The book, said Cumming, is not meant to be comprehensive or encyclopedic. There are great newspapers and journalists he does not mention and journalistic embarrassments he does not criticize.

Instead, Cumming offers an argument and a thesis. Historically, he contends, the South did not have large, fast-growing cities with various types of people packed together, a condition that led to the development of the objective style of journalism and crusading exposés that rooted out corruption.

“Instead, the daily press was a gateway for aspiring writers who were too poor to live on a legacy,” Cumming said. “It was a gateway to a world of letters, to being a writer. I think every Southern journalist secretly wanted to write a novel eventually. I think it is more true of Southern journalists than other journalists. I think many Southerners historically got into journalism not because of the All-the-President’s-Men idea that we’re going to change society, but rather to be a writer, to learn writing, to see herself or himself in print.”

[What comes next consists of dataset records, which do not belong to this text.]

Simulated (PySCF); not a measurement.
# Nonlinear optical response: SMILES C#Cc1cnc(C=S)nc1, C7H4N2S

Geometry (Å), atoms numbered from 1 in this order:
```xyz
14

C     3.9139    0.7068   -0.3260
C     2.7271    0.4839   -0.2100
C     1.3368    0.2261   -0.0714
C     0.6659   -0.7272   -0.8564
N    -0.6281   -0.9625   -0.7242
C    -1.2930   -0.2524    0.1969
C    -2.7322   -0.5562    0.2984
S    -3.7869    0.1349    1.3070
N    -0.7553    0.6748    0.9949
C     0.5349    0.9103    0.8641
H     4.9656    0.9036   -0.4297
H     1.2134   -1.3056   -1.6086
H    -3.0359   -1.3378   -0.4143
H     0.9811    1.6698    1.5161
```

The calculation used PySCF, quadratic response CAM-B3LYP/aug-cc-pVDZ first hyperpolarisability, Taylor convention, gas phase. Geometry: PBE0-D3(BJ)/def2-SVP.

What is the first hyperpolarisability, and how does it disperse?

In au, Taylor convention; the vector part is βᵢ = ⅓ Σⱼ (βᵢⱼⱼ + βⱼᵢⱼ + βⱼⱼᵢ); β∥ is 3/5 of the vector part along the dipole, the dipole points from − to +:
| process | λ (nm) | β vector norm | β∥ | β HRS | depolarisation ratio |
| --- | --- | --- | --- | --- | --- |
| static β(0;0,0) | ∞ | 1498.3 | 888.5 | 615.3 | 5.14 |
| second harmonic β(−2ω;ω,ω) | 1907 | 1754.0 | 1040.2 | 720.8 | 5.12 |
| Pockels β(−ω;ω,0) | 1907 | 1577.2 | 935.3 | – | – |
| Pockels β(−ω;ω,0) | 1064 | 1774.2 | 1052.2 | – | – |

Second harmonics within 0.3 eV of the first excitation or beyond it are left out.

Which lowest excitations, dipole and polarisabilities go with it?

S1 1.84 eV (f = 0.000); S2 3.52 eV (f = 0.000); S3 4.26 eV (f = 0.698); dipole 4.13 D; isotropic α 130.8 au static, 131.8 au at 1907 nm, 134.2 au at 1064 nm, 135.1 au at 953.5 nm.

Cumming uses newspaper editors’ varying approaches to coverage of the civil rights movement as a way to examine the differences. Even those editors who might have been considered moderate and enlightened did not attack segregation with a crusading spirit.

“They were gently trying to make life better for blacks and to help bring ordinary white Southerners to a more enlightened attitude,” Cumming said.

In February 1960, however, when four students from North Carolina A&T attempted to desegregate the Woolworth’s lunch counter in Greensboro, N.C., “that caught all of those liberal Southern editors by surprise. Some of them had a conversion experience that was almost like a religious experience.”

Published by the Northwestern University Press, the book is part of the Medill School of Journalism’s series, Visions of the American Press.